Rates last updated June 12, 2019
Have you ever felt like your money could be working harder for you—if only you weren’t afraid of the risk? To boost your return while still keeping your principal safe, you might want to consider a guaranteed investment certificate, or GIC. These work much like savings accounts: In exchange for leaving your money deposited for a certain period of time, you are guaranteed to receive an interest payment at the end of the term. Read on to learn everything you need to know about choosing the right GIC* for your needs, along with our top 5 GICs in Canada.
What is a GIC?
Guaranteed investment certificates are essentially termed loans that you make to a bank or financial institution. When you purchase a GIC, you agree to a specific term (period of time) during which your deposit will remain with the bank, and in return the bank offers you a guaranteed interest rate. You can invest in a GIC* for as little as $500, and there’s typically no fee associated with buying one. The only thing you’re required to do is leave the money with the bank—and the longer you do so, the higher the rate. Early withdrawals may (but not always) incur a penalty.
Types of GICs
There are many different kinds of GIC products, but these are the most common:
- Cashable GICs*
Typically available for short 1-year terms and free to cash out early after a 30- or 90-day closing period, these GICs are perfect for people who think they may need access to their money, but want to invest to get a higher guaranteed interest rate. While the trade-off for this flexibility is usually a lower interest rate, cashable GICs can be a smart way to protect yourself against interest rate fluctuations. If the interest rate rises, your money won’t be locked in at a lower fixed rate for long. If the interest rate is falling, on the other hand, a GIC might prove to be better than a savings account, allowing you to lock in a higher percentage.
- Redeemable GICs*
Redeemable and cashable GICs are very similar, and even some banks use the terms interchangeably so it’s prudent to check each product before purchasing it. That said, in many cases the difference is that a redeemable GIC allows you to access your money before the end of the term—without a waiting period—but the GIC may be subject to early redemption rates that can drastically cut the interest you receive.
- Non-redeemable GICs*
As the name suggests, non-redeemable GICs can’t be cashed out prior to the end of the term without incurring a penalty. However, they tend to offer higher interest rates, so may be ideal for those wanting a secure investment over a fixed amount of time.
- Registered GICs*
These GICs have the advantage of being investments inside a registered investment account like an RRSP, RRIF or TFSA, so you are not taxed on the interest you earn.
- Market-linked GICs
These GICs perform according to a specified market and only guarantee your principal deposit. With one foot in a GIC and the other in the stock market, these products may be right for those looking for a slightly higher amount of risk with the possibility of greater rewards.
- Foreign currency GICs
These are GICs in currencies other than Canadian dollars, usually in U.S. dollars. This product might work well for someone who travels or works frequently in another currency.
Terms of GICs
Shopping for a GIC is easy but not quite as simple as looking for the best GIC rate*. To choose the best product for your circumstances, you’ll want to also think about the terms—your plans for the money will dictate what’s best for you.

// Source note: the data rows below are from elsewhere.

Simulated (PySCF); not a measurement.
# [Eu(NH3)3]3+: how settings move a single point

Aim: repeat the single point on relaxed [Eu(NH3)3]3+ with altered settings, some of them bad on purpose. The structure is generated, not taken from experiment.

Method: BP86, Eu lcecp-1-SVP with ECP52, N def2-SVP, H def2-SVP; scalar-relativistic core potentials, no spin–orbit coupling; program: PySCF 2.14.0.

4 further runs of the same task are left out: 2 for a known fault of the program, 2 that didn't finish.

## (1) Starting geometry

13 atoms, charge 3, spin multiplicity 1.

Short-term GICs take less than a year to mature. The principal is guaranteed along with an advertised rate of interest. These products are a good way to get a bit more out of your investment without sacrificing much liquidity. Long-term GICs have terms of one year and more, and typically have higher interest rates than short-term GICs. When strategically purchased, these products can be used to generate part of a risk-averse investor’s monthly income.
GICs can pay out monthly or annually. If you need access to interest accrued on a regular basis (for example, as part of your monthly income), you’ll want the former.
How GIC deposits are insured
GICs are guaranteed, which is one of the reasons why they are such a popular investment. These protections are many-fold, starting with the guarantee of the financial institution they are purchased from. They are legally obligated to return to you your initial investment plus interest (depending on the product you choose).
But what happens if the financial institution goes belly-up? Then the next level of protection kicks in: Many GICs are protected by the Canada Deposit Insurance Corporation (CDIC) but some—particularly those purchased through credit unions—carry coverage through provincial organizations. The CDIC covers typically up to $100,000 on deposits with terms of less than 5 years, and does not cover foreign currency GICs.
Provincial insurers vary by province. Insurers in Alberta, British Columbia, Manitoba, and Saskatchewan cover all deposits accepted by the institution with no maximum. In Ontario and Quebec, savings and GICs of up to $100,000 are covered, plus RRSPs with no limit in Ontario and a $100,000 limit in Quebec. In New Brunswick, Nova Scotia, and Newfoundland and Labrador, savings, GICs, and RRSPs of up to $250,000 are covered, and in Prince Edward Island the insurer protects savings and GICs of up to $125,000 and unlimited RRSPs.
Canada’s best GICs
Best long-term GIC: Oaken Financial*
If you’ve never heard of Oaken Financial, you’re not alone. This direct banking arm of Home Trust was launched in 2013, and operates almost completely online (there are a few bricks-and-mortar offices across the country). Oaken is one of many online banks springing up across Canada, serving a population that is ready to forego in-person interactions for better interest rates and low or no fees. Some investors might approach Oaken with caution due to their relatively recent entrance to the marketplace, but for those ready to take a calculated risk, their interest rates are tempting. Oaken GICs are eligible for CDIC coverage.
Oaken offers Canadians an annual rate of 3.15% on non-redeemable GICs with a 5-year term. They require a minimum deposit of $1,000 and pay out their interest annually.
Best short-term GIC: Oaken Financial*
Judging by the interest rates, Oaken also offers the most competitive short-term GIC. Deposits of just 30 to 59 days earn 2.30% while a 364-day investment earns 2.50%. They require a minimum investment of $1,000.
Best registered GIC: motusbank*
motusbank is another newcomer to the online banking scene in Canada, launching just this year but owned and operated by Meridian Credit Union which has been around for 75 years. Operating entirely online, moutsbank is making a splash with its competitive rates and no-fee structure. This institution’s GICs are covered by CDIC.
With the ability to earn 3.25% on your RRSP or 3.10% on your TSFA over 5 years, this product from the online-only motusbank is a superb choice for those looking for a long-term registered GIC.
Best foreign currency GIC: Tangerine
Tangerine, another online bank, has the distinction of being a subsidiary of Scotiabank. With the US Dollar Guaranteed Investment GIC, Tangerine offers a very competitive rate of 3.20% on a 5-year term while their shortest period of 90 days returns 1.00%. Note that because this is a foreign-currency GIC, your principal is not guaranteed, although Canadian-dollar GICs at Tangerine are covered by insurance from the CDIC.
Best redeemable GIC: Oaken Financial*
Investors who want access to their money typically pay big penalties for withdrawals, which is where redeemable GICs come in. Oaken tops the charts again with their 1-year GIC. A withdrawal before 90 days earns at a rate of 2.30%; after 90 days the rate goes up to 2.35%.
What does the * mean?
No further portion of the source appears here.